TL;DR: Meet the new feature in the Evidently open-source Python library! You can now use it to evaluate, test, and monitor text data. This release also includes a new Text Overview preset and new drift detection methods.
What is it?
Evidently now supports raw text data as input. Previously, Evidently only worked with tabular data, expecting categorical or numerical features. Now, you can pass raw text data as well. For example, user reviews, emails, product descriptions, or any other texts your ML models use.
What’s more, you can pass multi-modal data that combines features of different types in a single dataset.
How does it work?
If you want to see the code, you can use this example notebook that shows how different metrics work for text data. If you are new to the tool, we suggest first completing the general Getting Started tutorial first.
All relevant Evidently presets, tests, and metrics will now support text data. For example, you can pass your reference and current data and call the Data Drift report to compare the distributions. You only need to specify which columns contain text data using column mapping.
Here is an example column mapping for a dataset with different feature types:
Then, call the Report or Test Suite as usual:
Here is how the Data Drift report will look if you pass the text data in some columns.
You can use other presets and metrics too. For example, you can call a Data Quality preset to understand and explore your data. This report provides a dataset overview and various descriptive stats and visualizations for each feature. If your data contains text columns, they will now get a corresponding summary as well:
If you work exclusively with text data, you can run a new Text Overview preset. It combines various metrics related to text data quality and data drift in a single place. You can use it to compare two datasets or to get an overview of a single text dataset.

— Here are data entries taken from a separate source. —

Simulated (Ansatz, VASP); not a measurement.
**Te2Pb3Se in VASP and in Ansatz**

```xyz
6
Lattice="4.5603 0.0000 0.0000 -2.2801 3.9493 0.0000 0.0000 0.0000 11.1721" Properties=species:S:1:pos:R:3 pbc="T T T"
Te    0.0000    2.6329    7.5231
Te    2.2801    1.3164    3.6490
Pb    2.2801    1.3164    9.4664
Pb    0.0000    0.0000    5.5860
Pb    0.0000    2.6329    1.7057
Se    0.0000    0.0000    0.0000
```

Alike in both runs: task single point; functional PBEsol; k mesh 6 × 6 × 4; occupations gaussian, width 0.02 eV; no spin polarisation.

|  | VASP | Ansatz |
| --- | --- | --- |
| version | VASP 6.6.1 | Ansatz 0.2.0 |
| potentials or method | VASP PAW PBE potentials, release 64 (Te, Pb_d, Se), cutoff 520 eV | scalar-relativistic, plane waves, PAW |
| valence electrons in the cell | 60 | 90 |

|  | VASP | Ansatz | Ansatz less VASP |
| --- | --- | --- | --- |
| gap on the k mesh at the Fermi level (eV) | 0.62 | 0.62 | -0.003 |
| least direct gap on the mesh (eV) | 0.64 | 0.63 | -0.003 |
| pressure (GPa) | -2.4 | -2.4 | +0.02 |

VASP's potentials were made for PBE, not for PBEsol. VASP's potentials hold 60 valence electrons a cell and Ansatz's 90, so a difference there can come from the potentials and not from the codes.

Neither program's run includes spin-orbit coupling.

As always, the interactive visual report is only one of the output options. You can also use Evidently to calculate these metrics as JSON or Python dictionary or run drift checks as part of a pipeline using Test Suites. You can generate the visual report only if something is wrong and you want to debug it.
Drift detection on text data
You are probably wondering what is under the hood of this new text drift detection. How can you decide if two sets of texts are similar or different?
There are two answers here.
First, the default Evidently method for drift detection is model-based drift detection. It is also known as a domain classifier method. This approach applies to any text columns that appear in the Data Drift table.
In this case, Evidently tries to build a binary classification model that can discriminate between data from reference and current distributions. If the model can confidently identify which text samples belong to the “newer” data, you can consider that the two datasets are significantly different.
Text Content Drift.
You can read more about the domain classifier approach in the paper “Failing Loudly: An Empirical Study of Methods for Detecting Dataset Shift.” We created a specific implementation for text data in the Evidently library. This new drift detection method is called Text Content Drift.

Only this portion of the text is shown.